Now the blank data is in the same format as the biofilm data.

Combine data

Therefore we can now combine the datasets to make sure that we are fitting them in the same way.

decays_combined <- bind_rows(biofilm_signals_dap, blank_signals_bg_org)

Let’s compare the blank data to the biofilm data.

ggplot(decays_combined, aes(x = norm_time, y = signal, color = IDA)) + 
    geom_point(shape = 21)

This is one way to look at the data - it’s just smoothed. You can see that it take much longer for the biofilm data to decay to the point that the blank data does. Intuitively that should be attributable to different diffusion coefficients.

Fitting data

Function for semi infinite diffusion

First, we need a function to calculate the signal over time (at x = 0) for a point source undergoing diffusion at a no-flux barrier (semi - infinite). This expression is derived elsewhere.

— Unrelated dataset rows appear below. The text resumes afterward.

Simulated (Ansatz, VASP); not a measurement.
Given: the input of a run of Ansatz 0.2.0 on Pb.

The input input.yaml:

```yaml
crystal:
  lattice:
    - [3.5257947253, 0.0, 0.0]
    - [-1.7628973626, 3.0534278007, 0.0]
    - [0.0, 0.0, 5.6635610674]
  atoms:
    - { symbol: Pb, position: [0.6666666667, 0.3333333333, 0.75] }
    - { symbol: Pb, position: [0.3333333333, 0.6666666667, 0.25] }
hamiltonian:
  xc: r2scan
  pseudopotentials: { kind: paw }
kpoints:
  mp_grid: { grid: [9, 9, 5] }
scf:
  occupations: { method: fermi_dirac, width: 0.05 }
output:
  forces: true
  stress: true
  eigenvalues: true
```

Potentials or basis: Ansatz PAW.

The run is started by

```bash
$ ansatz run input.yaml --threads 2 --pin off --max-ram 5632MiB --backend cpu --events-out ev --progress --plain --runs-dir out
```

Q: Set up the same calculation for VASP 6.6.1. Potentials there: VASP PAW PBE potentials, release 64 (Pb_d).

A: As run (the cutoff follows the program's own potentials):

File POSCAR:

diffusion_point_semi <- function(t, i0, D_ap, t_s, D_phys) {
    
    (i0 * sqrt(D_ap * t_s)/sqrt(4 * D_phys * t))
}

So let’s fit this function with our parameters for the most important subsets of the data. We will consider the blank decays < 2 min and the biofilm decays < 20 min.

First the data will be grouped and fit by the nls_multstart function - this is a nonlinear least squares method. Then we will use those models to predict the signal over time from the model fit so that we can plot and compare.

decay_data_nls <- decays_combined %>% filter(IDA != "blank" | 
    norm_time < 2) %>% filter(IDA != "biofilm" | norm_time < 
    20) %>% group_by(IDA, exp_id, run) %>% do(tidy(nls_multstart(data = ., 
    formula = signal ~ diffusion_point_semi(t = norm_time, i0 = max(i0_high), 
        D_ap = max(dap), t_s = 0.02, D_phys = D_phys), start_lower = c(D_phys = 1e-08), 
    start_upper = c(D_phys = 1e-05), lower = c(D_phys = 0), supp_errors = "Y", 
    iter = 250, na.action = na.omit), conf.int = T))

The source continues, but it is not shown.